Juan is a forty-year-old American citizen.
He was delivered by a midwife in Texas. He has an official American birth certificate.
Juan was a private in the United States Army for three years, worked as a Border Patrol cadet, and is currently a state prison guard.
When he went to renew his U.S. passport, he received a letter from the State Department that said they didn’t believe Juan is actually a United States citizen.
Juan is not the only American citizen that is now being denied a passport because his citizenship is in question.
According to The Washington Post, “The Trump administration is accusing hundreds, and possibly thousands, of Hispanics along the border of using fraudulent birth certificates since they were babies.”
The State Department claims that there have not been any changes in “policy or practice regarding the adjudication of passport applications…the U.S.-Mexico border region happens to be an area of the country where there has been a significant incidence of citizenship fraud.”
Juan is livid about the situation he is now in. He says, “I served my country. I fought for my country.”
The government claims that in the mid to late twentieth century there were midwives and physicians that gave U.S. birth certificates to babies born along the Texas-Mexico border that were not actually born in the United States, but in Mexico.

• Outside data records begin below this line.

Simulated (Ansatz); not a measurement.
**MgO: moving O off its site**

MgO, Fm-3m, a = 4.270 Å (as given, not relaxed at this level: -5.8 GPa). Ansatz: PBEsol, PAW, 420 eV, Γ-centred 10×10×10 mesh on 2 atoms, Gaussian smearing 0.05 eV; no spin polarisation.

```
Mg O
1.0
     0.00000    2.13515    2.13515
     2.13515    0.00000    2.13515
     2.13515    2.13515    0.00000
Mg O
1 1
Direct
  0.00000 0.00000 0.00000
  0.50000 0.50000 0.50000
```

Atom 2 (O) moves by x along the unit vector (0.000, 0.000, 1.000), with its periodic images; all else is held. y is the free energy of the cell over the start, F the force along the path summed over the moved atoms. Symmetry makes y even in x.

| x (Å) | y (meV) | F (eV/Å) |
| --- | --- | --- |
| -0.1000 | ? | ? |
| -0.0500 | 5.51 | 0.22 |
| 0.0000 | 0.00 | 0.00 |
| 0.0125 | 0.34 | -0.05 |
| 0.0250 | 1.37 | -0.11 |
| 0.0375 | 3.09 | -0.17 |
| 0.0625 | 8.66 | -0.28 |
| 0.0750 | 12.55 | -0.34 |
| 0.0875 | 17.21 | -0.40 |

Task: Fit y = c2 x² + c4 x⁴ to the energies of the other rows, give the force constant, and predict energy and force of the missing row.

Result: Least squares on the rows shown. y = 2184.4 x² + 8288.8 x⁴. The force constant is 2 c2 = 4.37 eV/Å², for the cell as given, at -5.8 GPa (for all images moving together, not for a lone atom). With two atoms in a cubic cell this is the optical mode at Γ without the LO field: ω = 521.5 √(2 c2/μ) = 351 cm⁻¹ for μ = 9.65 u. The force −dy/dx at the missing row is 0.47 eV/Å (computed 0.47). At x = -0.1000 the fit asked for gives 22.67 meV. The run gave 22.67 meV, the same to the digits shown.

While the passport denials had reduced significantly after 2009, there has been a resurgence in the Trump era. An attorney said, “We’re seeing these kinds of cases skyrocketing.”
The State Department said, applicants “who have birth certificates filed by a midwife or other birth attendant suspected of havng engaged in fraudulent activities, as well as applicants who have both a U.S. and foreign birth certificate, are asked to provide additional documentation…individuals who are unable to demonstrate they were born in the United States are denied issuance of a passport.”